Over the weekend, Hillary Clinton, touring to promote her memoir "Hard Choices," met with Katy Perry, taking a break from touring to promote her album, "Prism." The meeting took place for the benefit of the Internet -- if a merger of two incredibly popular and well-liked celebrities whom one wouldn't expect to meet in real life doesn't end up on Instagram and Twitter, did it happen?
It was in some ways a match made in heaven: "Hard Choices" and "Prism" both purport to give the consumer new insight into the artist but cohere to genre clichés. ("Prism," marketed as kicking off a spiritual, thoughtful phase for Perry, is most notable for its innuendo-laden hit "Dark Horse"; "Hard Choices" is, when all is said and done, just another politician's memoir.) And both Clinton and Perry have reinvented themselves from traditional 2000s attitudes toward gay people into equal-rights icons.
Clinton's evolution on gay rights is the one many politicians have made, though one that's tripped her up, particularly in recent weeks. Her "Fresh Air" interview with Terry Gross featured a combative exchange in which Gross asked Clinton, repeatedly, whether the 2008 presidential candidate had withheld her own true feelings about equal rights for gay people while campaigning, and after. (Clinton, who has lately put herself forward as a full-throated advocate for the rights of LGBT people worldwide, campaigned in 2008 as an opponent of marriage equality.)

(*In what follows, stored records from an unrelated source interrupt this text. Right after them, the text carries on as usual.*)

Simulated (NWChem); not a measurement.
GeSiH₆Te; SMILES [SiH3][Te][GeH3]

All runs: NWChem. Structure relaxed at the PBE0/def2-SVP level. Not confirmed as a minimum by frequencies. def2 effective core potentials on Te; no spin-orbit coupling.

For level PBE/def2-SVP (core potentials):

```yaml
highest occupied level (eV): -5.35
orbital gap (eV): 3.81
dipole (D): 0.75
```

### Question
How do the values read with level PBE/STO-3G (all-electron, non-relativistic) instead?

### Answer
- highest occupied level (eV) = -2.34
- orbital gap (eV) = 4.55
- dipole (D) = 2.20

Perry, too, has evolved. Her mainstream career effectively began in 2007 with the promotional single "Ur So Gay," whose lyrics are directed at a former lover; Perry despises him for fey traits including vegetarianism, driving an electric car and being thin. The song's first line is "I hope you hang yourself with your H&M scarf." The song did what it was meant to do in getting the public's attention, and the Perry machine marched on. Her next single was the smash hit "I Kissed a Girl," which cashed in on the titillation of faux-lesbianism, even as Perry stipulated that she still had a boyfriend.
This was perfectly in line with mid-to-late-2000s attitudes toward gay people, just as was Hillary Clinton's opposition to marriage equality. But the speed with which mass opinion has changed on the equality issue hasn't left Perry flat-footed. Without an aggressive press to hold her to account (Perry won't be on "Fresh Air" any time soon), she's remade herself as a pro-equality crusader, casting the vague song "Firework" as an anthem for marginalized people, accepting an award from the Trevor Project and telling off the prime minister of Australia. It's possible, even likely, that Perry's beliefs have changed -- she campaigned aggressively for Barack Obama in 2012 and is several years older, now. But the nasty, mean-spirited "I Kissed a Girl" is still with us; Perry's performing it on her current tour.
An alliance with Perry can't hurt Clinton; Perry's performances at Obama rallies, back in 2012, helped to boost turnout, and her ribald lyrics didn't come in for much criticism from the right. If anything, Perry ought to be an inspiration to Clinton -- proof positive that the public won't much remember or care about the details of what you put on the record, or on your records, early on, as long as you have an empowering message to send out now.